If you happen to use Windows, take a look at Log Parser. It can be found as a standalone download and also is included as part of the IIS Reource Kit.
Log Parser can read your logs and upload them to the Database.
For your Database Server you will want something that is fast (Microsoft SQL Server, IBM's DB2, PostgreSQL or Oracle). mySQL might be useful too but I have not experience with large Databases with it.
You will want all the memory you can afford. If you will be using the Database with regularity I'd say 4 GB at least. It can be done with less but you WILL notice big difference in performance.
Also, go for multicore/multi cpu servers if you can afford it and, again, if you will be using this Database with regularity.
Another recommendation is to analyze the king of queries you will be doing and plan the indexes accordingly. Remember: Every index you create will require additional storage space.
Of course, turn off the indexing or even destroy de indexes before masive data load operations. That will make the load lots faster. Re-index or re-create the indexes after the data load operation.
Now, if this Database will be an ongoing operation (i.e. is not just to investigate/analyze something and then discard it) you may want design a Database Schema with catalog and detail tables. This is called Database Normalization and the exact amount of normalization you will want depends on the usage pattern (data load operations versus query operations). An experienced DBA is a must if this Database will be used on an ongoing basis and have performance requirements.
I will take the risk to include something obvious here but...

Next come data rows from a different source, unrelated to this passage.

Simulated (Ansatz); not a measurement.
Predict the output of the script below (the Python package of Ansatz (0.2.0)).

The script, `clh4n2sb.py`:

I think you may be interested in a Log Analyzer. These are computer programs that generate statistics from Web Server log files (some can analyze also ftp, sftp and mail server log files).
Web Log Analyzers generate reports with the statistics. Usually the reports are generated as HTML files and include graphics. There is a fair variety on depth analysis and options. Some are very customizable and some are not. You will find both commercial products and Open Source.
For the amount of data you will be managing, double check each candidate product and take a closer look on speed and ability to handle it.